This article originally appeared at InSight Crime.

Images of Mexican authorities humiliating suspected cartel members have been circulated on social media and picked up by some U.S. media sites to the apparent delight of right-leaning press and violence-addled citizen journalists.

As reported by Breitbart News, the videos and photographs of Mexican arrestees being subjected to embarrassing and abusive treatment include male suspects forced to wear women’s underwear and a female suspect with a plastic bag over her head.

According to the reports, the incidents are largely the work of a single marine commander, whom they identify as Erick Morales Guevara. In 2015 Morales Guevara was deployed in the northeastern state of Tamaulipas, first in the border city of Reynosa and later in the beach town of Tampico. In both towns, he and his subordinates took aim at local leadership of the Gulf Cartel, and in turn inspired significant rancor from the organization.

Following allegations of corruption, he moved on to Michoacán, where he currently is deployed.

While reaction from social media consumers was divided, Breitbart’s reporting, which was carried out by “citizen journalists” from the northern states of Tamaulipas and Coahuila, was essentially positive:

Breitbart Texas spoke with various top officials with the Mexican Navy to learn about the exploits of … Morales Guevara, a marine that will sometimes bend the rules but will get the job done… While the persons consulted for this article acknowledge that [Morales Guevara’s] methods are unorthodox, and some not exactly legal, the results speak for themselves. Morales’ team has been behind a series of important arrests along with cash, drug and weapon seizures, that severely impaired the operations of drug cartels, the sources said.

Mexican marines during a training exercise. Mexican navy photo

InSight Crime analysis

Such behavior by arresting officers is not entirely uncommon. High-profile Mexican suspects are typically paraded before the camera when taken into custody, and their faces occasionally show bruises. And the positive reaction from Breitbart and others on social media shows that there is clearly an appetite for public denigration of organized crime figures.
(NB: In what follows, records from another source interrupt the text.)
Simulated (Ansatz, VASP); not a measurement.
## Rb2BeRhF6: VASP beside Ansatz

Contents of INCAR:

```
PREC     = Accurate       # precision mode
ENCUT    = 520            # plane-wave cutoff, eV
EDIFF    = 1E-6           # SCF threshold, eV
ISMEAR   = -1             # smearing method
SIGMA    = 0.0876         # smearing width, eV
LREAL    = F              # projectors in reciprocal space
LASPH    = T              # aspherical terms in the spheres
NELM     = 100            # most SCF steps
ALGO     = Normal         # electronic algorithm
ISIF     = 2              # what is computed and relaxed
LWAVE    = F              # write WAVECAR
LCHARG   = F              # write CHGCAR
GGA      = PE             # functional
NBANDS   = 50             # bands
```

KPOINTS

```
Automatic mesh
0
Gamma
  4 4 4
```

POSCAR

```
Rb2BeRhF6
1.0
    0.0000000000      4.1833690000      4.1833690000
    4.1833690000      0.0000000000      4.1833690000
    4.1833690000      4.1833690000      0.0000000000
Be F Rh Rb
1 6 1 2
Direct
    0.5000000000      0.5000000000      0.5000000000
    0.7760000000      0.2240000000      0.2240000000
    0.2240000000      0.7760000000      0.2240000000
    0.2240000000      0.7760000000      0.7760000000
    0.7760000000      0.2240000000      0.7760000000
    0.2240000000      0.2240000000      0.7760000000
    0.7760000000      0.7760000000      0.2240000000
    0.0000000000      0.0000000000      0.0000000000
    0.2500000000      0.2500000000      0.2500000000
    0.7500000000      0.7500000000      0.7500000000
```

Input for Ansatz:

To a certain extent, this desire for criminals’ degradation is understandable. For decades, Mexico’s largest criminal groups have made a mockery of the nation’s public institutions, intimidating everyone from government agents to reporters to teachers.

The same groups have often attacked civilians with total impunity. For anyone with an interest in the integrity of Mexico’s democratic society, this longstanding state of affairs is profoundly frustrating, even humiliating, and seeing the figures responsible for it similarly humiliated helps alleviate the sense of impotence.

But the natural desire for turnabout should not be confused with policies that will address the causes of insecurity. On the contrary, this overly macho approach, based on the idea that the strongest side inevitably wins, is better suited to a cheap action movie than real life. Mexico’s problems demand much more than this narrow, misguided conception of strength: they require intellectual creativity, patience and willpower.

In a democracy, respect for human rights should be upheld even when dealing with the nation’s most dangerous criminals. For years, Mexico has struggled to prevent abuses in its conduct of security operations. Cases like the Ayotzinapa student disappearances and the Tlatlaya massacre have gravely undermined the current government’s international standing and its popular support within Mexico.

Even before the Enrique Peña Nieto administration came to power, NGOs like Amnesty International and Human Rights Watch had provided detailed reports on all manner of violations by security officials in Mexico, from rape and torture to disappearances and extrajudicial killings.

While there is a substantial difference between dressing a suspect up in women’s underwear and murdering him, dehumanizing suspected criminals is a slippery slope that can lead to more consequential abuses. Regardless of where a given action lies on that slope, the government’s pattern of abuses reflects a deep-seated defect that should be resisted in all its forms.

Even beyond the issue of human rights abuses, this willingness to dehumanize suspects is counterproductive. In the short term, it can interfere with authorities’ ability to build source networks, and presumably complicates efforts to interrogate arrestees. It feeds into the abusive policies — mass arrests and widespread pretrial jailing — that have contributed to overcrowding in Mexico’s jails.

In the long run, this dehumanization creates enduring suspicions of police bodies among the very communities whose cooperation is most needed.

There is some surface logic to the argument that abusing arrestees has a powerful propaganda value. Demonstrating that gangsters are not invulnerable supermen has the potential to erode public fear of the cartels, making it more difficult for them to operate.

But, apart from the question of legality, there is no real evidence supporting the effectiveness of human rights abuses as a law enforcement tool. Rather than being an unorthodox way of undermining gangland mystique, it is a needless concession to collective fear and anger. It is a reflection of the worst human impulses that should be condemned rather than celebrated.